So, all in all, the typical very worst case scenario material would have 104 bits worth of various different information per texel. Or 13 bytes per texel. At a texture resolution of 2048×2048, this would mean 52 MB. meaning that a 128 MB L3 cache could hold two entire 2K materials with 24 MB left over for things like geometry information (vertices, vertex indexes, vertex normals, vertex UV coordinates). However, not all game assets have 2K resolution maps. Many assets will have 1024×1024 or even 512×512 materials.
Which would allow the GPU to perform forward rendering of at least two and probably more typical AAA game assets at once only going to VRAM once per asset per rendered frame to fetch the entire various texture maps which comprise the materials of the two models to be rendered at once, in addition to their geometry itself, which is also needed for rendering. Which should save a lot of latency cost that sampling texels of the various different maps which comprise modern PBR rendering materials from VRAM or even HBM would normally incur. Especially as most texel samples aren’t orderly, deterministically predictable, sequential or consecutive positions in the texture maps and, consequently, VRAM so latency is usually incurred for all texel samples, even though this is mitigated massively by massive parallelization, so that the latencies don’t enqueue and therefore don’t stack or add up.
However, where this 128 MB cache will really shine and come into its own is in deferred rendering, which most modern games use and which has always been the bane and the weakness of AMD’s GCN iteration GPU architectures. Forward rendering performs every stage of the render pipeline for each triangle in the scene individually and therefore incurs a lot of redundant texture mapping, shading and lighting computational cost and processing time while forward rendering performs each stage of the render pipeline for all triangles in the scene at once, before moving on to the next stage in the render pipeline, and is therefore able to cut down on the amount of texturing, shading and lighting it has to do by avoiding doing it on occluded surfaces as well. Enabling computationally weaker hardware (historically, typically nvidia for the same price) with less bandwidth to compete with computationally superior hardware (historically, typically AMD for the same price) at the same price point and while using less power, because of the less computational work that needs doing.
The tradeoff is that deferred rendering doesn’t natively cope with semiopaque materials as well as forward rendering does, and requires computationally and processing time expensive workarounds and additional steps to properly render them. This is why godrays and volumetric lighting tanked performance on Maxwell and even Pascal to some degree. In addition to nVidia hardware always being weaker specced than the AMD hardware it historically competed at, at the same price point or even for more money than AMD.
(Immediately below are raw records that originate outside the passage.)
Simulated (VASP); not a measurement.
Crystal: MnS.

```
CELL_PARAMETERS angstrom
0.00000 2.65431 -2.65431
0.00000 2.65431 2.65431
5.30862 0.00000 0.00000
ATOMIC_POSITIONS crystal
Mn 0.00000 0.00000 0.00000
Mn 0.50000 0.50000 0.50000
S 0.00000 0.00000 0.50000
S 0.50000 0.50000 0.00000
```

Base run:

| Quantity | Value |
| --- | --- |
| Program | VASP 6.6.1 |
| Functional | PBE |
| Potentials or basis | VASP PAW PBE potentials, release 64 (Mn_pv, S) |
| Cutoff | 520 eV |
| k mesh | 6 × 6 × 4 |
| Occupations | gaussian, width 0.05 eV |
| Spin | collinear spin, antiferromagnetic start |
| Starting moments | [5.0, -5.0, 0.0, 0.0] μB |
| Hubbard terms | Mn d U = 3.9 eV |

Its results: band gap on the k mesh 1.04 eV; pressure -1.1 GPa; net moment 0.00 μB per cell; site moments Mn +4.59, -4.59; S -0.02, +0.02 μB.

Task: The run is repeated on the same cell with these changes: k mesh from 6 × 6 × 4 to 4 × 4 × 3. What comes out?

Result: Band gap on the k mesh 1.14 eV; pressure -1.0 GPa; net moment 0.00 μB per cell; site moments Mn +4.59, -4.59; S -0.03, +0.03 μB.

However, the reason the 128MB cache matters a lot for deferred rendering is that, with deferred rendering, you don’t need all of the various different texture maps, mentioned above, which comprise the material a triangle uses at once, in order to render it. You only need the specific map or maps which are needed for each specific stage of the render pipeline you might currently be working your way through.
Which means that you probably don’t need to hold all of the 104 bits worth of per texel data in the L3 cache at once. For a particular render pipeline stage you might only need the normal map in there, for example.
Which, in turn, means that you can fit even larger texture maps in there. And as long as you don’t need to keep more than 64 bits worth of per texel data in the L3 at once (4096 x 4096 x 8 bytes = 128 MB, meaning you can store either two 4K, 32 bit texture maps at once or one 4K, 64 bit texture map), you can store several entire 4K texture maps in there, uncompressed. This means that, as long as you ensure that you’re ordering the triangles you’re processing such that all triangles which use a particular diffuse map or a particular normal map or a particular ambient occlusion map etc. are enqueued consecutively, in one monolithic contiguous sequence, you would not need to go to VRAM more than once per material, per render stage per rendered frame. And maybe even less than once if a particular render stage can make use of two or more of the types of texture maps listed higher up in this article at once and they both or all fit in the L3 cache together.
Which, evidently, collapses the need for VRAM bandwidth when in deferred rendering mode, with RDNA2. Which, in turn, means that a 256 bit bus may be quite overkill for even the top NAVI card, despite lamentations and protestations of dishonest people, people with ulterior motives or people who simply don’t know any better or can’t understand how a revolutionary change in GPU architecture, such as going from no L3 cache to 128 MB of it in one generation, can yield paradigm shifting quantum leaps in performance and changes in how rendering is done.
And about the L3 cache, the 3950X’s 64 MB of L3 cache has a bandwidth of 1 TB/s. I think it’s a safe bet to assume that RDNA2’s L3 cache will have at least that bandwidth. And if the cache is architecture in a way in which its bandwidth corresponds to its size, 2 TB/s bandwidth for RDNA2’s L3 cache might not be out of the question.
And texture map caching isn’t the only mechanism by which RDNA2’s rumoured 128 MB L3 could provide significant performance uplifts.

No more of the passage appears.